Ontological revelation

Xiaoxing Zhang

I propose to explain “ontological revelation” and will argue that the concept, once introduced as a model of core religious experiences, solves many crucial problems in the philosophy of religions. By ontological revelation, I mean the moment where the otherwise cognitively inconceivable divinity as such is revealed to human cognizers. In the Christian tradition, it is realized through experiencing the presence of God or angels. For Daoists, it can be realized through divinization of human bodies as a result of Daoist practice. In view of Buddhism, what is revealed is the “reality” at the moment of “awakening”.

I will argue that ontological revelation, if instantiated, provides the best epistemic status that religious beliefs could possibly enjoy, i.e., religious epistemic entitlement against naturalist reductions. More precisely, religious experience has been considered a source of evidence for religious beliefs in the same way that our ordinary perceptions provide evidence for beliefs about the physical world. Thus, cognizers with core religious experiences are entitled to reject naturalism in the same way that ordinary cognizers are entitled to reject skepticism. I will show how this analogy can be defended under optimal religious assumption, and why these assumptions cannot be adopted along this line unless we employ the concept of ontological revelation as the analysis of core religious experience.

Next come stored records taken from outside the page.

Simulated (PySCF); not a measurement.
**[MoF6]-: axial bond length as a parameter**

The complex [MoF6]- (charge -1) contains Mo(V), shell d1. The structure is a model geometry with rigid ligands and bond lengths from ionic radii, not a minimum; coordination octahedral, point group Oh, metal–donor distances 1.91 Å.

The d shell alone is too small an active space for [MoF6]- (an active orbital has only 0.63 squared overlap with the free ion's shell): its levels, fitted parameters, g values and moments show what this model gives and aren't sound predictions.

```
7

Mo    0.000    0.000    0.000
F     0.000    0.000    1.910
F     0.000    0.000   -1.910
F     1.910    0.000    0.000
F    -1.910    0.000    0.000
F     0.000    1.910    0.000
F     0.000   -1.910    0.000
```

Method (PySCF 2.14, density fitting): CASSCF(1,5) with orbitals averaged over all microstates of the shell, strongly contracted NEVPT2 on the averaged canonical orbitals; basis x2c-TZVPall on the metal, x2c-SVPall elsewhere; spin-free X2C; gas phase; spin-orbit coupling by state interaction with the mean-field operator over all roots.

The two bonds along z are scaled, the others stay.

As ontological revelation draws an epistemic gap between recipients of the revelations and the rest of the cognizers, divinity is no longer absolutely transcendent. It only transcends our ordinary “pre-revelation” cognitions. This promises both a reconciliation between religious and scientific worldviews and a solution to the problem of religious diversity. There would be no genuinely conceivable incompatibility between science and religion because we can conceive two objects as incompatible only if we have cognitive access to both of them. However, we have no cognitive access to divinity in our pre-revelation discussions. Likewise, there is no genuinely conceivable conflict between different religious worldviews. The relation between God and Buddha, between the Holy Spirit and the Dao, cannot be meaningfully wondered unless we have access to them all. As a result of the epistemic gap, the distinction between humanity and divinity is much more significant between various divine entities as we could possibly conceive.

Introducing the concept of ontological revelation and recognizing the epistemic gap it draws also allows us to adopt a literal interpretation of religious doctrines. If God exists, or if the world of Buddha is real, then it naturally follows that we cannot yet cognitively access to such worlds and our epistemic status must be substantially different from the prophets who genuinely witnessed divinity. This explains why the purpose of religious doctrines is not to provide a set of propositions or arguments to occupy our intelligence, but to help us conduct spiritual lives with humanly accessible instructions. Moreover, that the basis of our religion can be epistemically established entails that faith is not void of rational ground, because it would have genuine religious justifications other than mere esthetic feelings or moral improvement that we benefit from religious educations.